Why is the phase space of a simple pendulum defined on a cylinder and not $\mathbb{T}^{2}$?

Question

Let's take the pendulum equation $\ddot{x} = -\sin x$. Here $x \in \mathbb{T}^{1}$. Now rewrite it as a coupled first order system $$\dot{y} = -\sin x, \quad \dot{x}=y.$$

Intuitively we know that $y$ corresponds to velocity, the norm of which (i.e. speed) can be as large or small as we want, thus $y \in \mathbb{R}$. Hence the phase space of the pendulum is the cylinder $\mathbb{T}^{1} \times \mathbb{R}$.

However $x(t) = x(t+t_{0})$ for some period $t_{0}$ and by the definition $ y =\dot{x}$ we also expect $y(t)=y(t+t_{0})$, i.e. we can say $y \in \mathbb{T}^{1}$.

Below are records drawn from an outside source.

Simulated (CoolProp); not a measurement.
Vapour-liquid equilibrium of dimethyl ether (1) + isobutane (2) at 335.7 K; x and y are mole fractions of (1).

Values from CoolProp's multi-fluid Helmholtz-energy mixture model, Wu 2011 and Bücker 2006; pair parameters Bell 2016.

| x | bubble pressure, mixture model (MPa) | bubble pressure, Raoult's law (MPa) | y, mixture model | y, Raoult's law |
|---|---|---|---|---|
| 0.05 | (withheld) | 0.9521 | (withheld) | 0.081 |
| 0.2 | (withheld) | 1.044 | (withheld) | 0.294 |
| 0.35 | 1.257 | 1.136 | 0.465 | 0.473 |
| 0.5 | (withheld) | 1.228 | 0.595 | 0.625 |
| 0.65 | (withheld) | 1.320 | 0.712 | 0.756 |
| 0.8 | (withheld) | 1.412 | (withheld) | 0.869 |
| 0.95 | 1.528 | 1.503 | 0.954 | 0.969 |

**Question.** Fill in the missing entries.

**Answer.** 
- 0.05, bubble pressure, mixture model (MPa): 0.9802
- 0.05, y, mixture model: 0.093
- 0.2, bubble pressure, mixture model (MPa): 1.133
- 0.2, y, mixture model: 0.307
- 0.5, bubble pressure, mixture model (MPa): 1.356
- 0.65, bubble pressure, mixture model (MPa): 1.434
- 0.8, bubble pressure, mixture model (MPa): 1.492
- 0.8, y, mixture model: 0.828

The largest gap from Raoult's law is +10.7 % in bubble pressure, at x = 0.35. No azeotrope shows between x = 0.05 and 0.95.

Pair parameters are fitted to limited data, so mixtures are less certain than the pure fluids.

Is this a contradiction? Why do we define $y$ to be in $\mathbb{R}$ and not in $\mathbb{T}$?

Answer 1

$x\in \mathbb{T}^1$ denotes the structure of the phase space itself, not the fact that the motion as a function of time is periodic. Any arbitrary motion of the pendulum can be represented in the phase space, not just the ones periodic (in time). We have $x\in \mathbb{T}^1$ because you can rotate the pendulum around the hinge for a full cycle and you end up with the same state. You cannot say the same for $y$.

Answer 2

1. If the Lagrangian formulation has configuration space $M$, and the Legendre transformation is non-singular, then the corresponding phase space in the Hamiltonian formulation is the cotangent bundle $T^{\ast}M$. (For the pendulum, the configuration space $M\cong S^1$ is a circle.)

2. For models with a 2-torus $S^1\times S^1$ as phase space, see this Phys.SE post.

Answer 3

Lagrangian mechanics is defined on a tangent bundle, the tangent bundle of the configuration space. For the pendulum the configuration space is $S^1$ the circle. Its tangent bundle is trivial, so it is $S^1 \times \mathbb R$.

You can pass to the Hamiltonian description, which lives on the cotangent bundle -- it too is trivial, so it is also $S^1 \times \mathbb R$. That is the space of initial conditions. The actual motion will be periodic in both variables, but that's something else.

(There is something called invariant tori, where the almost periodic motion traces out a torus in phase space. I'm not sure that applies to the pendulum.)

Answer 4

Consider all possible motions of the pendulum, $x=x_I(t)\:, \dot{x}=\dot{x}_I(t)$ where $I=\{x_0, \dot{x}_0\}$ denotes the initial conditions of that solution of Hamilton equations. Varying $I$ you have all possible solutions.

Well, there is an evident asymmetry between the two Hamiltonian variables. $x$ can always be taken in a circle, as $-\pi \leq x \leq +\pi$ is enough to describe all motions of the pendulum independently from $I$. A larger interval would be redundant to describe the positions of the pendulum. Conversely, there is no sufficiently large interval $[-\dot{X}, \dot{X}]$ which may include all values of all functions $\mathbb R \ni t \mapsto \dot{x}_I(t)$ for every initial condition $I$. This fact holds even if every such curve $\mathbb R \ni t \mapsto \dot{x}_I(t)$ is periodic.